Stop sending me congratulatory messages about the French elections, says Françoise Poilâne. No more than one out of five French voters actually voted for Emmanuel Macron… have them celebrate. The rest of us? We might be vaguely ‘relieved’, but happy? Definitely not!

While Germany’s media, political leaders and pretty much everyone I know in town seem ecstatic at the outcome of our voting, I, like the majority of French people, woke up this morning with a serious case of political hangover. Following a brief sigh of relief – Le Pen didn’t make it, but, call me presumptuous, we knew she wouldn’t anyway – came the sobering realisation: we elected Macron!

Germans love him more than we do…

We knew foreign minister Sigmar Gabriel and Der Spiegel would vote Macron if they could (media were obsessed with Putin’s intervention in the French elections, but who noticed that Gabriel predicted Macron would win “for sure” as early as April 4?). As for Merkel, she gave him her blessing last March by granting him a one-hour chat while he was still one of four front-runners and looking for foreign cred. Unsurprisingly she was the first leader to congratulate him on election night. With the exception of pro-Marine AfD and the leftists of Die Linke (who deplore Macron’s neo-liberalism), Germany was all euphoria. After all, he’s the European anthem guy (he played the “Ode to Joy” after his win), the antithesis to Brexit, the most fervent believer in Merkel’s Europe. But we, the French people, are a lot less ecstatic. As a matter of fact, I was in France before and during the elections, and besides TV reports of Macron’s celebrations at the Louvre, I didn’t see or hear much demonstration of joy. As I and fellow travellers to Berlin were anxiously standing in front of a TV screen in Charles de Gaulle waiting for the countdown to the live results, I almost heard their heartbeats rise with mine. But once results materialised on the giant screen at 8pm on the dot, we all gave a small sigh of relief, and that was that. No trace of joy or celebration – and I’m talking about a Sunday night flight packed with commuters to Berlin, where Macron scored a staggering 90 percent among French voters!
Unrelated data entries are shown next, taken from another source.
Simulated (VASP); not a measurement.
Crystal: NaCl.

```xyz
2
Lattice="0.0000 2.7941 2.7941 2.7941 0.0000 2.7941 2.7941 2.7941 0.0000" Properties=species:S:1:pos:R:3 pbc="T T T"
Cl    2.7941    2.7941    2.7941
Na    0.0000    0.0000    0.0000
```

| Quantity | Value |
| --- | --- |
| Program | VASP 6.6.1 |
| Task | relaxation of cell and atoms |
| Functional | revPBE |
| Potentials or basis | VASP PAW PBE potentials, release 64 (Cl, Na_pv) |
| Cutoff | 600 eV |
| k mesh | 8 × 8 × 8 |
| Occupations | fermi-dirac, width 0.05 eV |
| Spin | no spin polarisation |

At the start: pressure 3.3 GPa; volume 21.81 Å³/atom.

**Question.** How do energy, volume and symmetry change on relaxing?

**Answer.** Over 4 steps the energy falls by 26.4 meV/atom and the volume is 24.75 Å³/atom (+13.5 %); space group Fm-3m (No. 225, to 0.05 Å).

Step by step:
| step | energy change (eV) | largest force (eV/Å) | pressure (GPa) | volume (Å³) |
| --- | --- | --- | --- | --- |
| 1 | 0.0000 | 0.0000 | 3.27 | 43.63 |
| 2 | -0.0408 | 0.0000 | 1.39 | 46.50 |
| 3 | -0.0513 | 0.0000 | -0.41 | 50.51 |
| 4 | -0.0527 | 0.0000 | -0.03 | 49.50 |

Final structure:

That’s when congratulatory messages from German and American friends started to rain in on my phone and haven’t stopped since. The texts from my French friends and family, on the other hand, all read like condolences. None of them had voted Le Pen. Almost all went for Macron. Like many Bernie Sanders supporters who ended up voting Clinton ‘against’ Trump, they’d opted for the ‘lesser evil’. They were just more successful at it than the US Democrats!

The ultimate ‘by default’ candidate

As a matter of fact, I was surprised and slightly pissed off to realise that many of my leftist friends had voted for Macron as early as the first round, depriving their vote of true political meaning and the French system of its intrinsic beauty: first you vote with your heart, then you vote with your head. In the second round, you have a chance to correct potential collateral damage and bar anyone you really don’t like from being voted into office. The problem this time was that corrupt conservative Francois Fillon could well have ended up making it against Le Pen, or so strategised my leftist friends. After all, the French Republicans were this election’s absolute favourite before ultra-con Fillon got caught for embezzlement. So Macron was the ultimate ‘useful’ vote, as a barricade against their number one nightmarish scenario; a second round opposing Fillon to Le Pen. And it worked out so well that as Der Freitag observed a week before the election, we ended up instead with the no-less-ultimate ‘democratic choice’: “Macron vs Macron”. Anyone willing to escape the paradigm was automatically witch-hunted and guilt-tripped as a pro-Le Pen fascist collaborator. That’s how most of my friends who deep down wanted nothing but change ended up electing the candidate of ‘more of the same’.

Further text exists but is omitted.